We’re heading into March, the penultimate month of this six-month festival to celebrate our food, our planet, our future!
The events continue to come thick and fast. In March we’re covering a host of themes, from fishing and tourism to gardening and responsible meat consumption.
On March 1 we present the third of four webinars dedicated to the FAO programme for Globally Important Agricultural Heritage for the sustainable development of rural areas, this time with a focus on Africa — the event is available in both English and French. Then on March 15 we round off the series with a look to Latin America and the potential for the programme there — on this occasion the webinar will be available in English, Spanish and Portuguese.
Slow Food Travel is designed for curious, responsible travelers who want to really get to know the local gastronomic culture of the places they visit, without forgetting sustainability and the food biodiversity. We present the project through the story of those who are working to establish new destinations, in Azerbaijan and in Italy. A journey through unique gastronomic traditions made from dialog and experiences with the real custodians of these lands: the food producers. The session is available in English, Italian, Azeri and Russian.
Over the years Slow Food has started thousands of school gardens across the world, and we’re convinced they can be a key element in food and environmental education for children everywhere.
The oldest of these projects is the Edible Schoolyard Project, while there’s a nationwide Orti in condotta network in Italy, and an ongoing international campaign to create 10,000 Gardens in Africa. These projects have common objectives which make them a giant international Slow Food network, with distinctive elements compared to other aspects of our work. This forum is an international meeting among the coordinators of Slow Food school gardens to discuss their progress, what they have in common and where they differ in their struggle for good, healthy, and environmentally-friendly food education. The session is available in English, French, Italian, Azeri and Russian.

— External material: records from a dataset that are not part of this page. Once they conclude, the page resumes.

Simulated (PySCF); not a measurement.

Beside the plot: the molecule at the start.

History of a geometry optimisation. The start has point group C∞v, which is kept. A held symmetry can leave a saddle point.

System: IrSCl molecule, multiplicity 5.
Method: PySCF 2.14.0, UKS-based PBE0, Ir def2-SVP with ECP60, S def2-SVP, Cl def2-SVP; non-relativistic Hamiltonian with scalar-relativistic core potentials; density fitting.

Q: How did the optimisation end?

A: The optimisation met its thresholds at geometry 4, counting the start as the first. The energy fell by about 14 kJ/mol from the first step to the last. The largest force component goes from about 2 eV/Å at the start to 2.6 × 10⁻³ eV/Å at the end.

Join the International Land Coalition, Landesa and Slow Food Youth Network in a series of three webinars dedicated to youth and access to land.
Learn from the good practices and experiences of innovation from all over the world. Land access is shaping the employment and migration decisions of the rural youth. We are opening up a space to share innovative experiences aimed at inspiring and informing action. The sessions are available in English, French and Spanish.
The goal of virtual Slow Fish 2021 is the same as the goal of the in-person event: to engage, activate, excite, and grow the community, strengthening existing collaborations and forging new ones.
The best way to do that is by doing what fishermen and women do best: telling stories. The virtual format opens up some cool possibilities. We want to preserve some of the same programming from the planned in-person event, but tweaked for the zoom universe! The summit is available in English.
There are farmers preserving local breeds, who care about the well-being of their animals. They take care of the lands they live and work on. And they know that behind high-quality food there is good agriculture and animal husbandry practiced with respect.
In the last 70 years, industrial animal farming has threatened their existence. A production model which pollutes aquifers, depletes the soil, makes animals suffer, reduces biodiversity, wastes large amounts of water, provides low-quality meat, and tears down forests has become dominant. The consequences have been devastating. This Terra Madre forum gives space to small-scale farmers from around the world. They’ll share their experiences, learn, share their vision, and show that a better, more respectful animal farming is possible. The session is available in English and Italian.